The AKG K712 PRO deliver a great sound for critical listening. They're super comfortable headphones with a few more accessories than the K701 or the K702. However, like the previous models, they're a bit bulky and cumbersome for everyday use. They also have an open-back design that improves their overall sound quality but leaks a lot and won't block much noise, which is not ideal for loud, noisy commutes.
Great headphones for neutral listening. They're comfortable and have an excellent sound quality that reproduces tracks with high fidelity. They also have an open back design, which gives them a broad and spacious soundstage.
Not optimized for commutes. The AKG K712 PRO don't block any ambient noise.
Too bulky and unstable for sports headphones. The AKG K712 PRO will slip off your ears while exercising.
Not intended for office use. Unless you work in an isolated environment these headphones will leak and be distracting.

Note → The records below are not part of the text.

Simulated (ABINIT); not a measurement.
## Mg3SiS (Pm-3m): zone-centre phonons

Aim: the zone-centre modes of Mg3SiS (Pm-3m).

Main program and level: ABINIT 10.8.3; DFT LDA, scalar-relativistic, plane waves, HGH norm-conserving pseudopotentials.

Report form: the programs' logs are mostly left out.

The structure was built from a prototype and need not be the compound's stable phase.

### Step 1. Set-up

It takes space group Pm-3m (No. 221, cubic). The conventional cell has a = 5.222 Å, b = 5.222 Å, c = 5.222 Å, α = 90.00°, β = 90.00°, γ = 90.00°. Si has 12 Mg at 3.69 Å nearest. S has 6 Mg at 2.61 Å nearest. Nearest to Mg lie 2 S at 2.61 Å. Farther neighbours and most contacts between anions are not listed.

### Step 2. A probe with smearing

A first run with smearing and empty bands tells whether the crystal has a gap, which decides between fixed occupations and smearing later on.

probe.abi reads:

The AKG K712 PRO share the same design as the AKG 701 and AKG 702 with few minor differences in color schemes. The open-back ear cups are large and circular and covered in a suede-like padding that gives the headphones a premium feel. Sadly, they may be too big and bulky for some listeners and will stand out in a crowd more for their size than their style.
The AKG K712 PRO are incredibly comfortable headphones. The headband design does not put too much pressure on your head. The large ear cups easily fit around most ears but might be a little too large for some listeners. They deliver a comfortable listening experience, but their bulky design is not for everyone.
The AKG K712 PRO are one of the biggest headphones reviewed so far. Like the AKG 702, they are bulky, cumbersome and do not fold up into a more compact format. The ear cups also do not lay flat to take less space and the retro headband design is quite large. This results in a headphone that's hard to carry around, and that will only fit in a backpack or large bag.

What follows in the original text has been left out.